Reading a list of images in a Worfklows

How severe does this issue affect your experience of using Ray?

  • High: It blocks me to complete my task.

I would like to replace my ray.data.read_images and Dataset with workflows I have been unable to find a good example showing how to read in multiple files as part of a DAG. For example, I would like to read a list of images:

from pydantic import BaseModel
from ray.dag.dag_node import DAGNode
from ray.dag.input_node import InputNode
from ray import workflow


@ray.remote(num_cpus=0.5)
def read(dir) -> Dict[str, Any]:
    img = Image.open(dir)
    img = np.array(img) / 255.0
    return dict(image=img, path=dir)


class ContentInput(BaseModel):
    paths: List[str] = []
    output_dir: str = None


with InputNode() as input_node:
    dag: DAGNode = [read.remote(path) for path in input_node.paths]

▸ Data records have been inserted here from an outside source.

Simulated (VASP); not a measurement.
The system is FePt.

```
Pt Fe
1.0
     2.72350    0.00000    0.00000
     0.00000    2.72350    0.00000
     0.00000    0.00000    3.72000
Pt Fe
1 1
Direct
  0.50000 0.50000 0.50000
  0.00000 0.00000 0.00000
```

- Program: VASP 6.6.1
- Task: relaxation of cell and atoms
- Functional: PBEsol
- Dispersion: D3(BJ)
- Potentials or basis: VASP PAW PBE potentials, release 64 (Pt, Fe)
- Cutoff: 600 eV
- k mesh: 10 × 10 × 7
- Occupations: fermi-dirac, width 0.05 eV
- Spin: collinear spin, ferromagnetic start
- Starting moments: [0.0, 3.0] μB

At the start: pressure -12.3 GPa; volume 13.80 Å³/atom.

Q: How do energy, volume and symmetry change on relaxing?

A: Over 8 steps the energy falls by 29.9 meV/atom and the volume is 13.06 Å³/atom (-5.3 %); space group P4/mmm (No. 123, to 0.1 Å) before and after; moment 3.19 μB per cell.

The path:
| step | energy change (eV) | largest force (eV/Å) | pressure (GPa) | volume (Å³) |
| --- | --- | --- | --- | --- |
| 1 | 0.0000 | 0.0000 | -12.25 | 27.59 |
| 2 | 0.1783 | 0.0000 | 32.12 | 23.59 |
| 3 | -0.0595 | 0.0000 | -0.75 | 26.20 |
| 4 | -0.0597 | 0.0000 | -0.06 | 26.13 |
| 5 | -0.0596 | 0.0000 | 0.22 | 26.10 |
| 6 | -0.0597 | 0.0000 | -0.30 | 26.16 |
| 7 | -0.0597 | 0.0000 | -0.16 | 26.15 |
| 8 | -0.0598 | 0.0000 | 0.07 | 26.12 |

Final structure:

results = dag.execute(image_paths)
results = ray.get(results)

I could make the reader an actor and read them in a loop but this blocks until all of the images in the list are read in so not that useful.

....

@ray.remote(num_cpus=0.5)
class Reader:
    def read(self, dirs: List[str]) -> List[Dict[str, Any]]:
        return [self(dir) for dir in dirs]
    
    def __call__(self, dir) -> Dict[str, Any]:
        img = Image.open(dir)
        img = np.array(img) / 255.0
        fn = Path(dir).stem
        return dict(image=img, path=dir)

Any insight on the best way to do this would be appreciated. I did find this demo but a lot of this seems to be no longer supported: 2022_04_13_ray_serve_meetup_demo/deployment_graph.py at main · ray-project/2022_04_13_ray_serve_meetup_demo · GitHub

Is Ray Workflows deprecated as the slack channel seems to suggest?